Walter Cronkite, the most widely known and respected anchorman in network TV history, will be joining the Columbia-based Retirement Living TV channel on Tuesday as a weekly commentator.

The 91-year-old journalist, who was anchor and managing editor of the CBS Evening News during its heyday from 1962 to 1981, will appear on videotape delivering editorial commentaries every Tuesday during the Daily Cafe, a two-hour noontime program anchored by former CNN newscasters Bobbie Battista and Felicia Taylor. Titled Cronkite Commentaries, the segments will run 7 to 10 minutes.

"The relationship with Walter Cronkite has taken a fair amount of time to develop - I've been talking to him and his team for over a year," said Elliot Jacobson, vice president of programming and production for the channel that targets viewers 55 and older.

"But we believe it's worth the effort. We don't believe in living by sound bites on Retirement Living. We explore ideas and provide context, and that's a perfect setting for Walter Cronkite, who set the standard for quality journalism in this country."

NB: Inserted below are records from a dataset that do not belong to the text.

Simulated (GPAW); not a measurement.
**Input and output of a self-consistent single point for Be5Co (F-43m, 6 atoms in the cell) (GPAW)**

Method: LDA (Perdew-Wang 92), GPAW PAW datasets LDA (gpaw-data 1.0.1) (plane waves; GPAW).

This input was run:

Adding an extra bit of network news luster to the channel, Cronkite Commentaries will be introduced by Katie Couric, the current anchor of CBS Evening News.

Thinking back to Cronkite's introduction of Couric on her first appearance at the CBS anchor desk in September 2006, Jacobson said he called CBS News last week to see whether Couric would return the favor.

"We called CBS at probably about 11 a.m. one day last week, and by 7 o'clock that evening, they had recorded and Fed-Ex'd out the tape of Couric on camera introducing Cronkite. They were absolutely onboard with it."

Cronkite's first editorial tackles the coming presidential primaries: "And he doesn't mince words," Jacobson says.

Cronkite was traveling yesterday and unavailable for comment, according to Julie Sukman, an assistant in his CBS office. But she did confirm that Cronkite was joining the cable channel as a commentator.

Jacobson declined to address specifics of Cronkite's contract: "We're not discussing terms of the deal," he said.

Cronkite has been a fairly steady presence on radio and television since stepping down from the CBS anchor desk in 1981. He founded the Cronkite Ward production company in 1993 and appeared on camera in dozens of documentaries for the Discovery Channel, based in Silver Spring. In recent years, he has also done a series of occasional essays for National Public Radio.

Still, the addition of Cronkite is a coup for the cable channel, which has grown from being in 12 million American homes when it launched on Sept. 5, 2006, to 29 million homes today.

Now averaging about 50,000 viewers at any given time during the day on DirecTV (Channel 364) and Comcast, Retirement Living can also be accessed online at www.rl.tv. In the Baltimore area, Retirement Living programming runs on CN8 (Channel 8) weekdays from noon to 4 p.m.

Established by John Erickson, chairman and chief executive of Catonsville-based Erickson Retirement Communities, the TV operation has aggressively built an audience in part through the addition of veteran network and cable journalists such as former NBC correspondents John Palmer and Lea Thompson.